Pizza II: Villa begins with a flickering light bulb and, a little distance away, a paranormal scientist holding up a tuning fork – he’s looking for… something. Later, in an interview, he reveals that he has never been afraid, and that he is waiting for the day he will experience fear. We think that this man’s wish will come true, that he will regret these words because of the terrifying situation he will find himself in – but that never happens. Or maybe it happens and we don’t register it because the performances in this film don’t add up. Elsewhere, the “clues” (like the decomposing carcass of a dog) don’t add up – we wait for the why behind these happenings, and there are no satisfactory answers. But as a painting teacher instructs his students, early on, the most important thing in an art form is the ambience. Those could be the director Deepan Chakravarthy’s words. What Pizza II: Villa lacks in other departments, it makes up for with mood.
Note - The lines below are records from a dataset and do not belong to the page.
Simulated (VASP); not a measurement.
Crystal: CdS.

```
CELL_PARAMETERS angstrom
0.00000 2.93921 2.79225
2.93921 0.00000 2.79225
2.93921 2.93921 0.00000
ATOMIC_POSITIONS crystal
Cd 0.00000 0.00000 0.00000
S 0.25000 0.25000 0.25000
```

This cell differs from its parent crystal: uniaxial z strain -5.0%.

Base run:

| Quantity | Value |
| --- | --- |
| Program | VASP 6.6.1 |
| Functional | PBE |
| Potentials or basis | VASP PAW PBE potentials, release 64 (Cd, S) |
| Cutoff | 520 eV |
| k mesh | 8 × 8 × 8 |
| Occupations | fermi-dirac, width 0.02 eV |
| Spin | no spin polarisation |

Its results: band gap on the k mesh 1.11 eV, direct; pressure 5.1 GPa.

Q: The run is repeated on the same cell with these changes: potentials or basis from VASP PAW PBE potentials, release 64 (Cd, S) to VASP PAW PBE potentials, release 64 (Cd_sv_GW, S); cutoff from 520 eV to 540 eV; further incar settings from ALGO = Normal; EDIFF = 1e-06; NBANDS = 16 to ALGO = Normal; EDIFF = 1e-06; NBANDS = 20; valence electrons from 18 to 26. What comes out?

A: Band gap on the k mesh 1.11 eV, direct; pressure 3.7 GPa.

Unlike its in-name-only predecessor, Pizza II: Villa isn’t about a hoax. It isn’t a horror movie either – at least, not in the conventional sense of a narrative that aims to make you jump out of your seat and turn the lights on at night. The film isn’t without the genre’s trusted (and if you stop to think about it, stupid) tropes. Someone in a huge mansion where things are going bump in the night will continue to stay on, instead of moving somewhere safer, and when he finds a room with something terrifying inside, he will continue to investigate these horrors. But the director is after something more elegant, more muted. He doesn’t want so much to scare us as infuse in us a sustained sense of dread. The background score isn’t silence-screams-silence-screams, but long and seemingly unvarying notes and chords that swell, occasionally, into crescendos. The effect is eerie, not scary. Pizza II: Villa, then, is a horror movie for those who don’t particularly care for horror movies.
The story is something that Stephen King might have dreamt up. A struggling crime-novel writer (Ashok Selvan) inherits a villa, and when he moves in his life changes. But even as he revels in the turnaround (a publishing contract; an award), he senses that malevolent forces may be behind it all. (Or maybe the spirit of Kate Mosse is behind it all. One of the author’s bestsellers is seen on a tabletop, and as in that book, there’s a creepy Frenchman here.) An unexpected – and welcome – side-effect of these happenings is that the protagonist is never allowed to become a hero. He is in over his head – as we discover through a tragic murder, forewarned isn’t always forearmed. Evil always has the upper hand. The ending, thus, is inevitable. We sit up expecting a twist, revealed with a flourish, but the understated nature of what actually happens is perhaps the bigger twist. With the tease of a sequel, we may be witnessing a quality franchise in the making.